The European Union has determined that Apple Inc. and Google LLC are in breach of the bloc’s DMA antitrust regulation.
The European Commission, the EU’s executive arm, published its decision today. Officials have ordered Apple to change a number of iOS features that were found to run afoul of the DMA. The EU’s antitrust findings about Google, in turn, are preliminary, which means the search giant has not yet been instructed to change any business practices.
The DMA, or Digital Markets Act, is an antitrust law that passed in 2022. It’s designed to regulate large tech firms that receive “gatekeeper” status from the European Commission. Apple and Google received that designation about a year after the DMA went into effect.
One of the requirements set forth in the law is that gatekeepers make their platforms interoperable with third-party products. This clause is the focus of the antitrust decision that the EU brought against Apple today. Under the decision, the company must make iPhones more interoperable with third-party connected devices and apps.
The antitrust order covers nine “connectivity features” in iOS. The list includes capabilities that consumers can use to display iPhone notifications on a smartwatch and establish peer-to-peer Wi-Fi connections between mobile devices. The iPhone’s near field communication chip, which allows users to make in-store payments, is also a focus of the antitrust decision.

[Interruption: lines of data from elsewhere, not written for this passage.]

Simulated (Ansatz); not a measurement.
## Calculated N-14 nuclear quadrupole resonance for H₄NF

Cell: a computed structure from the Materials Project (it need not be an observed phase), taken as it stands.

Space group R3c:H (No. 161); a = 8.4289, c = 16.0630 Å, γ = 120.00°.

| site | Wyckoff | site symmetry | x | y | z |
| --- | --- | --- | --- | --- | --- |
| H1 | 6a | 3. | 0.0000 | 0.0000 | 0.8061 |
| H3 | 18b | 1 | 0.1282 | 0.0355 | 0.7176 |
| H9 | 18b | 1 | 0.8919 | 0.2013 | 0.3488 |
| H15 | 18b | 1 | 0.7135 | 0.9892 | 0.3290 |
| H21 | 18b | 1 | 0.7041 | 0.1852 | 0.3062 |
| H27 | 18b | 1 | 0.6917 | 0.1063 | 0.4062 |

Apple will be required to make the features on the list more accessible to device manufactures and app developers. Additionally, the iPhone maker has been ordered to streamline the process through which companies apply for access to those features. It must now review interoperability requests under a “more predictable timeline,” as well as provide prompt updates to applicants during the review.
The company pushed back against the EU’s regulatory action in a statement. “Today’s decisions wrap us in red tape, slowing down Apple’s ability to innovate for users in Europe and forcing us to give away our new features for free to companies who don’t have to play by the same rules,” it said in a statement. “It’s bad for our products and for our European users. We will continue to work with the European Commission to help them understand our concerns on behalf of our users.”
In a separate decision, the EU today tentatively found that Google has breached the DMA. Officials focused on two parts of the company’s business: its search engine and the Google Play app store.
Under the DMA, a tech giant with gatekeeper status can’t give its own products an edge in its search service. The EU believes Google failed to comply with that requirement. According to antitrust officials, several of the company’s services including its shopping and hotel booking tools appear above competing offerings in Google Search results.
EU regulators also took issue with the company’s practices in the mobile market.
According to the European Commission, the fees that Google applies to app sales in Google Play are excessive. Regulators believe that the restrictions the company places on steering breach the DMA as well. Steering is the practice whereby developers ask customers to purchase in-app items such as subscriptions outside Google Play.
“Today’s announcement by the European Commission pushes for more changes to Google Search, Android and Play that will hurt European businesses and consumers, hinder innovation, weaken security, and degrade product quality,” Oliver Bethell, Google’s director of competition, wrote in a blog post responding to the EU’s preliminary findings.